England’s attempt to unite the white-ball belts ended in Abu Dhabi with them on the canvas, bewildered and then beaten by a succession of vicious blows from Jimmy Neesham and Daryl Mitchell as a spellbinding game reached a brutal conclusion.
Between them they simply pulverised England’s death bowling as, at the end of an evening when batters consistently struggled to time the ball and find the boundary, everything suddenly clicked. In the end New Zealand cantered to victory by five wickets with an over to spare.
- Semi-final: NZ, 167-5; beat England 166-4, by five wickets
- Mitchell’s 72 gains revenge for 2019 in another World Cup thriller
Defeat will sting, of course, and it will be little consolation to Eoin Morgan’s side that they contributed to a slow-burning thriller of a semi-final, a match that teetered compellingly on a knife-edge throughout.
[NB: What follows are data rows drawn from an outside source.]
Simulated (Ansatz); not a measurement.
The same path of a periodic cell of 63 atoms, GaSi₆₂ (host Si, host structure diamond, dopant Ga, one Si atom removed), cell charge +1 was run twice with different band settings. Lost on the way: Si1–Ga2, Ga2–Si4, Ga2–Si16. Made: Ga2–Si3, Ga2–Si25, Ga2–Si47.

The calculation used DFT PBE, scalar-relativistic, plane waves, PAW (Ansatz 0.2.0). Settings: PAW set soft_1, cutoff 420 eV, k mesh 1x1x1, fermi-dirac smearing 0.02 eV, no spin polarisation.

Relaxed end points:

It was not until the 16th over of the second innings that either side seemed to grab the game, and at that point it was England who briefly took control as Liam Livingstone ended his allocation by leaking just three and taking the wicket of Glenn Phillips. At that point their opponents needed an apparently far-fetched 57 from 24, and Neesham was fresh to the crease.
New Zealand immediately ripped the game right back out of their grasp again, and this time there was to be no comeback. Chris Jordan, England’s one genuine death-overs specialist, was completely marmalised by Neesham in the following over. It turned into England’s most expensive of the tournament, 23 runs coming off it including a couple of wides, and by its end it looked the Kiwis’ game. Neesham fell to the last ball of the 18th over but it hardly mattered, given what Mitchell was about to do to Chris Woakes. He had never scored an international T20 half-century, but ended the most important game of his life unbeaten on 72 off 47 balls.
After the 50-over World Cup and the World Test Championship, New Zealand have now made three finals in three years in three formats, an extraordinary achievement. They have also brought to an end a run of high-profile defeats to England, and though they had promised that memories of their gut-wrenching defeat on boundary countback in the 2019 World Cup final would not be on their minds there was some poetic justice in Neesham, who faced all but one ball of New Zealand’s super over that day, returning to all but decide this match.
It was a night when New Zealand’s core strategy of prioritising bowling depth, restricting their opponents’ run-scoring and leaving themselves a chaseable target worked to perfection, albeit after a little more drama than they might have liked. Meanwhile England’s decision to replace the injured Jason Roy with Sam Billings and bolster their batting, however well the formula has worked over recent years, looked decidedly unwise as the 30-year-old did not face a ball and their death bowling was mercilessly punished.
England’s minds might drift back to the moment, halfway through Jordan’s decisively expensive over, when Jonny Bairstow executed a phenomenal catch on the boundary and, knowing he was heading over the rope, tossed the ball to Livingstone. England celebrated a brilliant relay catch but Bairstow seemed strangely half-hearted, and sure enough replays showed his knee making contact with the boundary padding just before he released the ball. In a game of tight margins perhaps this was the decisive moment, for all that New Zealand’s victory was hard-fought and ultimately comprehensive.
Having won the toss and inevitably chosen to field, their long bowling attack slowly coiled around England’s batters from the start, restricting their freedom and their scoring. Bairstow, promoted to open in Roy’s absence, looked unsettled at the top of the order, hitting two boundaries including one off the inside edge in his 17-ball 13, and Dawid Malan’s was a very Dawid Malan innings: loitering at around a run a ball for a while before accelerating, particularly strong on the cover drive. But when he truly tried to motor he crashed, heaving Tim Southee for six and then edging the next as he attempted a repeat. In between England had to come to terms with the shock of Jos Buttler doing only moderately well, before being trapped lbw by Ish Sodhi.
Instead Moeen Ali provided the backbone of their innings, scoring his third T20 half-century and cementing his status among the key players in a team that ignored him for the best part of two years before welcoming him back in 2020. But the feeling at the halfway stage was that England had been pedestrian for long periods, had not made use of their fabled batting depth and had reached a score that was no more than par.
Martin Guptill, probably the batter England feared the most, fell to the third ball of New Zealand’s innings and when Kane Williamson followed not long after the Kiwis were 13 for two. They needed a partnership, and Devon Conway joined Mitchell to provide one.
They, too, found timing difficult – after five overs together both were still going at just under a run a ball – but they offered few chances and looked ominously set when Conway was stumped off Livingstone in the 14th over. At that stage England seemed to be ahead on points, but New Zealand and Neesham were about to land the knockout blow.